The chairman of Myanmar's ruling party has conceded defeat in the country's first free general election in 25 years - with opposition leader Aung San Suu Kyi apparently set for victory.
The leader of the Union Solidarity and Development Party, Htay Oo, told Reuters: "We lost...we do accept the results without any reservations."
His comments came as Ms Suu Kyi's party, the National League for Democracy (NLD), announced it had won 44 of the 45 lower house seats and all 12 of the upper house seats in the capital Yangon, a party stronghold.
It also said it won all 38 seats in Ayeyarwaddy state, all but one of the 40 in Bago, and 11 out of 19 lower house seats and all 10 upper house seats in Mon state.
The trend was reportedly expected to continue in the remaining 10 states.
Earlier, NLD spokesman Win Htein said the party had won about 70% of the votes counted, while another spokesman Nyan Win put the number at 90%.
Undeterred by a thunderstorm, hundreds of NLD supporters gathered at the the party's headquarters in Yangon to celebrate the historic vote.
:: Aung San Suu Kyi Serene Amid Election Day Chaos
However, no results have been officially announced and in a speech at the NLD headquarters, Ms Suu Kyi said: "It is still a bit early to congratulate our candidates who will be the winners."
She added: "I want to remind you all that even candidates who didn't win have to accept the winners but it is important not to provoke the candidates who didn't win to make them feel bad."
Ms Suu Kyi - known simply as The Lady by many - is barred from becoming president but has said she would be the power behind the new leader.
But the military is still guaranteed key ministerial positions, can take over the government in certain circumstances and has a grip on Myanmar's economy through holding companies.
The US State Department said it welcomed the general election as a victory for the country's people.
But it cautioned it would watch for the democratic process to move forward before making any adjustments to American sanctions.
A spokesman said the transition from the current government to the future administration "is going to have to be credible" if the US and international community is going to "provide the support to Burma its people need and leaders want".
Reporting from Yangon, Sky's Asia Correspondent Katie Stallard said: "People started gathering as the results began coming in and they have kept coming.
"There has been torrential rain, a very heavy thunderstorm overhead - nobody here cares. They are dancing to NLD songs, they are applauding campaign videos on the big screen and they are delighted because of what they believe is a great victory."

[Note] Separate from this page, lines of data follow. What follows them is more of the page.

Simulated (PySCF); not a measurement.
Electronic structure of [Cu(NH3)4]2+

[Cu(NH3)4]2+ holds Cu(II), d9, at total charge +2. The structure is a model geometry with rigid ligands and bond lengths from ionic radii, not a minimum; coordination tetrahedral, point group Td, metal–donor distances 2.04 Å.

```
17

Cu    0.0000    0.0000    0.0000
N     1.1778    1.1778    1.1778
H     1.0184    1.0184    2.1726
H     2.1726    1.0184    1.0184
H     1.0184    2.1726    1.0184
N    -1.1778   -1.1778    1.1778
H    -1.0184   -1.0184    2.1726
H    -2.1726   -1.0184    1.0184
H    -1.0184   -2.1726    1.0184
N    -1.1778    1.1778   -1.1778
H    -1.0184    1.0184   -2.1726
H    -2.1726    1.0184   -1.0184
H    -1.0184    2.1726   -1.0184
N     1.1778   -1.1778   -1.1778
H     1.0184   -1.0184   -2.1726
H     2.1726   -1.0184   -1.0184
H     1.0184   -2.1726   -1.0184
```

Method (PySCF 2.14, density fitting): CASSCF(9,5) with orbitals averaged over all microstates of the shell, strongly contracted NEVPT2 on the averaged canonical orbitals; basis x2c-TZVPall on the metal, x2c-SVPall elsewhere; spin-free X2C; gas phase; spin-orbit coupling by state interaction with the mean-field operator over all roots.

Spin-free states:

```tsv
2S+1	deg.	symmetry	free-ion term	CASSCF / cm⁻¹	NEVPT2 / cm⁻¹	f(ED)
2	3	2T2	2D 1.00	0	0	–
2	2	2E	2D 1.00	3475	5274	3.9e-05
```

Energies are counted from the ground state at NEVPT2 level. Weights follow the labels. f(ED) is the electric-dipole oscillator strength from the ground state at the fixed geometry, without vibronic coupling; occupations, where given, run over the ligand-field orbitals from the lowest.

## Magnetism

The election marks a huge step in Myanmar's journey from military dictatorship to democracy and a moment Nobel peace laureate Ms Suu Kyi, who spent years under house arrest, will savour.
The country faces a period of uncertainty as the NLD and other emerging parties negotiate sharing power with the armed forces, which get one-quarter of parliament's seats under the military-drafted constitution.